- Twenty Seven Co (TSC) has entered back-to-back trading halts ahead of a proposed capital raise
- This is the second capital raise-related trading halt that TSC has entered in under a month
- Last month, the gold and base metals explorer raised $500,000 to cover an option fee as part of an acquisition
- TSC entered an agreement with Oz Gold to acquire the Mt Dimer and Trident projects
- It is currently undertaking due diligence work, which has so far yielded positive results
- Whether or not the upcoming capital raise will support exploration and project activities is not yet certain
- Company shares last traded for 0.7 cents on Thursday, October 1
Twenty Seven Co (TSC) has entered back-to-back trading halts ahead of a proposed capital raise.
The company will remain in the trading halts until the earlier commencement of trading on Thursday, October 8, unless the details of the raise are announced earlier.
This is the second capital raise-related trading halt that TSC has entered in under a month.

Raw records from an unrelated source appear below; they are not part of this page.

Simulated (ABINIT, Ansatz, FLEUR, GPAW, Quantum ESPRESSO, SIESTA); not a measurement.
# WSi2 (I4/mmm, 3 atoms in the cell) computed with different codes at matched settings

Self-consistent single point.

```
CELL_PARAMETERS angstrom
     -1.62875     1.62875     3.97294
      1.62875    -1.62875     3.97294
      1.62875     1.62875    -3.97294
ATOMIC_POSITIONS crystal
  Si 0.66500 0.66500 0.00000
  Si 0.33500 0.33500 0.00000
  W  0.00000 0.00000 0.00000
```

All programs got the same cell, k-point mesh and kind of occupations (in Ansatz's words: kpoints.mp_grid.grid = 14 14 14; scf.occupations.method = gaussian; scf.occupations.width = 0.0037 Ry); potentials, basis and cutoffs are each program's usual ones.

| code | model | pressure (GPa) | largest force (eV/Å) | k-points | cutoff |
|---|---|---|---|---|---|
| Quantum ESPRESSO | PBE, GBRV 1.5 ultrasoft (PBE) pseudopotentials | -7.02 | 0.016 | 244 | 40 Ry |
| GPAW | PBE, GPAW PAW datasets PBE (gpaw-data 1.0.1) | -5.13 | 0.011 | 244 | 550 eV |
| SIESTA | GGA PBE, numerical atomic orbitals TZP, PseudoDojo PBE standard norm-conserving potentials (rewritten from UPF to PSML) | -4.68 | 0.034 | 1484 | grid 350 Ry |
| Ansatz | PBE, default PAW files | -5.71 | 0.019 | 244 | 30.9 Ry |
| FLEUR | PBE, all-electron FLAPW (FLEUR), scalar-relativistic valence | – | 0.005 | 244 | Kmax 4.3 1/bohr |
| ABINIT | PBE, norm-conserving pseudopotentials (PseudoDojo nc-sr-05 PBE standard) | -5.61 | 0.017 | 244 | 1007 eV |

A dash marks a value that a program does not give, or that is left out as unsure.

While that trading halt related to acquiring a mining lease and three exploration licences, it also resulted in the company raising $500,000 through a placement.
The funds were put towards a non-refundable option fee of $200,000 to Oz Gold as part of the Mt Dimer and Trident gold-copper project acquisition.
Twenty Seven Co has since begun a 33-hole drilling program at its Rover Project in WA alongside due diligence activities at the Mt Dimer and Trident projects.
Whether or not the upcoming capital raise will support exploration activities or project development is not yet certain.
Company shares last traded for 0.7 cents on Thursday, October 1.